Action Comics #1004: A Rough Fresh Start.

Written by Brian Michael Bendis
Art by Ryan Sook
Inks by Wade Von Grawbadger
Colors by Brad Anderson
Letters by Josh Reed

It’s trouble in paradise for the Kent’s, but maybe it’s not for the worst. At least not for Lois Lane.

This issue of Action Comics may be Brian Michael Bendis’ “clever” way of soft rebooting the Kent family relationship. Lois Lane seems to be on a high of being away from her family and for some reason leaving all the responsibilities of being a mother and wife behind her. Bendis seems to have thrown Lois’ morals out the window.

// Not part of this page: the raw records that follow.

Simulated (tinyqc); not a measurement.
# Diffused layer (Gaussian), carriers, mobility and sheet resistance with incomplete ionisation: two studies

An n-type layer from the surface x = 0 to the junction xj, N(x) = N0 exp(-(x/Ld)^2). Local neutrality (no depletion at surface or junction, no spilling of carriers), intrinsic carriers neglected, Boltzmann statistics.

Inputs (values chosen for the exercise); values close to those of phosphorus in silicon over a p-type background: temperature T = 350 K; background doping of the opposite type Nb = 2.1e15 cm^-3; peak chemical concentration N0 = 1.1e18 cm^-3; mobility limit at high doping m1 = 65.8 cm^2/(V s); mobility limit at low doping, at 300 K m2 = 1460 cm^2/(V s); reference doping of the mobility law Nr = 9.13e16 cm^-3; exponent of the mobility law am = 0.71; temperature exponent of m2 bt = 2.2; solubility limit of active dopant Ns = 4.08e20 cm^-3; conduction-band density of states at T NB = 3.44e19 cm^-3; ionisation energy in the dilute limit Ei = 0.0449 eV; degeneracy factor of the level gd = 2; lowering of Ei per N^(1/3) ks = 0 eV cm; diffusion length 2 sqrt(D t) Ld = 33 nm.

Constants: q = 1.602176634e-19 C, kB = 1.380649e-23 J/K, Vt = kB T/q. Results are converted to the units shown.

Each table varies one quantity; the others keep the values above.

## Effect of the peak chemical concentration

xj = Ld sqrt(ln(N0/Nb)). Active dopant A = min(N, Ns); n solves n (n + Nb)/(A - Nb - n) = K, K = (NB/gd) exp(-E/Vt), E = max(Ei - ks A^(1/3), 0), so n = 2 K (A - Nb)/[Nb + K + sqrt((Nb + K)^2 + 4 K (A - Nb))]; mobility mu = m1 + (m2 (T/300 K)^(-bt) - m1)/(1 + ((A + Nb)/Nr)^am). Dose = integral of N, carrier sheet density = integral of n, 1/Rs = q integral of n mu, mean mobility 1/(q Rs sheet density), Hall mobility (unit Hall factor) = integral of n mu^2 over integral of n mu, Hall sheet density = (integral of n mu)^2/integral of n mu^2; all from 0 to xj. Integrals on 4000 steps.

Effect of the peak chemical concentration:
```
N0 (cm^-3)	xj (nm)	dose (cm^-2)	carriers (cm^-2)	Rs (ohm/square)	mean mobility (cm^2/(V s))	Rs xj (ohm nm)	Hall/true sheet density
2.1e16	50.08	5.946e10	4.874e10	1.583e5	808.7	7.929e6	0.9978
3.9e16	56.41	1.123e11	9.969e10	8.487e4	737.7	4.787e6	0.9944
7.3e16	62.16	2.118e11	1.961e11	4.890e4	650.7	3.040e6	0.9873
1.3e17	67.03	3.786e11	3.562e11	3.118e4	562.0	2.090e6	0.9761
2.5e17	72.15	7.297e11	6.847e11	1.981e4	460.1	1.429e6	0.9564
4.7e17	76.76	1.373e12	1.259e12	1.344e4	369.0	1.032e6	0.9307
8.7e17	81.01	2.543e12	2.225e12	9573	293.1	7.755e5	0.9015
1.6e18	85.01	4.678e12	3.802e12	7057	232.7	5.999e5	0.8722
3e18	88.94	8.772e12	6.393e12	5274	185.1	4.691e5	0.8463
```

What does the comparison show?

Seeing Lois be a strong mother and wife to Jon and Clark for the past two years makes it hard to see this immediate (from our prospective) change in attitude towards Clark. Her life independently has become her priority, her work is at the forefront, and in a weird way seems to be avoiding and misleading Clark. Her discussion with Clark as of why Lex Luthor was at her hotel room seemed off, as if she wasn’t telling him the entire story.

Lois only shares small details on her outer space adventure with Jor-El and Jon, claiming he almost immediately, “hit puberty the second [they] left orbit.” Using this claim to say that Jon did not need her. By the end of the issue Clark visits Lois again, “feeling like his old self again.” Which I’m sure Bendis is using to make the two feel young again and make this series more how it used to be. Lois the focused reporter, Superman the determined hero saving everything and everyone he can.

As much as I was excited to see what Bendis has planned for the future of Superman in the DC Universe, this is very much taking two giant steps backwards for Superman’s history. Bendis is setting everything back to the good old days, and we still have no real answer of what happened to Jon. Or if it’s a story that will just be pushed to the way side until we all forget about it.

Bendis continues to make the Daily Planet setting a more fluid character in these recent issues and makes the journalism environment very entertaining. With the high focus of Lois and Clark, we took a small break from the Red Cloud mystery with only small mentions of her as well as only a page with Ms. Goode. Although their interaction was short, there seems to be no indication that Ms. Goode knows Clark’s secret.

A small appearance of Copperhead who I don’t think has been seen since some issues in The Flash, before the Flash War. This was just used as a reason to get Superman to tell Perry himself that the bad guy in Metropolis was Red Cloud and not Red Tornado. This also leads up to Superman making a joke about his death with the famous “Superman Dead!” Daily Planet newspaper which is framed in the Daily Planet. This issue wasn’t very joke heavy like the past issues which I can appreciate, because this issue didn’t seem to really need jokes.

The issue itself didn’t move the story forward, but only sets Clark’s relationship back in Bendis’ hope to move Clark’s story forward in the future with no strings attached.